Adieu, Thorn In My Side

Dear DUI,

I’ve had plenty of alone time lately, which in turn, has gotten me thinking a lot about our relationship.  It’s been 6 months now and all you’ve brought me is heartache, trouble and sleepless nights.  Please don’t take this the wrong way, and I hope you understand where I’m coming from, but I think it’s time we go our separate ways.

Don’t get me wrong, you have taught me a lot about myself since the first time we met that January night.  You’ve made me realize I am not bullet-proof, nor an invincible super-hero, but a mere human being capable of making mistakes.  You’ve made me realize things can be perfect one day and Hell-on-earth the following.  You’ve also helped me realize who of my friends were really there for me in my time of need.  Ironically, with all that said, you’ve made me a stronger person, so at least I have that to thank you for.

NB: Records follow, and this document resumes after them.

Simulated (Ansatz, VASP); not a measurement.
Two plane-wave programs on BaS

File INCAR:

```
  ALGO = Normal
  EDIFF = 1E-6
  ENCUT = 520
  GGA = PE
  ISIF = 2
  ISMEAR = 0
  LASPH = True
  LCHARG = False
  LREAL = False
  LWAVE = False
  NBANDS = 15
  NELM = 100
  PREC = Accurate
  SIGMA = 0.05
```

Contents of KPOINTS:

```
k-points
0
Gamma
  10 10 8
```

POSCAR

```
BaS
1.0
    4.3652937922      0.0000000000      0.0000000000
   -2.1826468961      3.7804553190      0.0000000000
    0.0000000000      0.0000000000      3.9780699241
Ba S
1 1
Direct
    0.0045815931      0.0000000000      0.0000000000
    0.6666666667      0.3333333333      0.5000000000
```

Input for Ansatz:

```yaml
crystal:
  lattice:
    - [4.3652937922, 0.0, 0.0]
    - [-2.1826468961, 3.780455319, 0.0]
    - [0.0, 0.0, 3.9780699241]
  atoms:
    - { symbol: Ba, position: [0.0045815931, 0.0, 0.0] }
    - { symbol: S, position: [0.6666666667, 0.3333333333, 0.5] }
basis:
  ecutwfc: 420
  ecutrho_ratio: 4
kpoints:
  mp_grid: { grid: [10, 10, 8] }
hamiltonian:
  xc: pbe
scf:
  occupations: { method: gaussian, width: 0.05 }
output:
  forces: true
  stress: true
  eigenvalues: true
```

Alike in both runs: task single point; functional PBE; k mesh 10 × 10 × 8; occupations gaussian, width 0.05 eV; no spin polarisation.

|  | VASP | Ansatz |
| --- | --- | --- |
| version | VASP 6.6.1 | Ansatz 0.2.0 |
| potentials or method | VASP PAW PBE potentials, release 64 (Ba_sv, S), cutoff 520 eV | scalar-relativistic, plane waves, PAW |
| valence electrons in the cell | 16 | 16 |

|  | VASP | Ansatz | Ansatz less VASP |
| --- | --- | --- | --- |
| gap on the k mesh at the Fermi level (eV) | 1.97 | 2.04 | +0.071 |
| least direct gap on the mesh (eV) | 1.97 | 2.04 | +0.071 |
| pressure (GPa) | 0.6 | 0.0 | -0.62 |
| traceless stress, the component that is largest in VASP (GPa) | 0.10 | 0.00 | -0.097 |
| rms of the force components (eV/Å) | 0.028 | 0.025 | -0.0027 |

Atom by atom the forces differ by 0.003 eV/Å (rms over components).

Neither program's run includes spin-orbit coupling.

On the other hand, I’ve also realized you’re not so perfect yourself.  When, in the past, I’d hear somebody mention they’d met you, or somebody that they knew that was cousin of somebody you knew, I considered myself fortunate to not have had that “privilege”.  Now, however, I can say with sure certainty that you are nothing but a cold, money-hungry, conniving, Son-of-a-bitch.

Did you know that thanks to you and the thousands of dollars you’ve taken from me right before my eyes, I’ve had to cancel all my planned vacations?  Did you also know that I haven’t had the luxury of even stopping into the new H&M just 2 blocks from my apartment because every cent I make goes to you?  That I’ve also had to limit my dinners with friends at restaurants?

Have I also told you that I am now terrified of the police and I despise them just as much?  That I catch myself grinding my teeth in the middle of the night due to the stress you’ve caused?  How about that the most humiliating thing (aside from jail time) was telling my Mother about you?  Did you know that?  Did you?

To put it nicely, I’ve learned enough to know that I hate your guts and I never want to see your face for as long as I live.  So I bid you farewell.  On your way now.  Go on!  We are officially over!

Sincerely,

Daniel

PS:  Oh, and please don’t harass my family, friends and loved ones.  Nobody deserves to be taken out to a cold, smelly cell on a first date.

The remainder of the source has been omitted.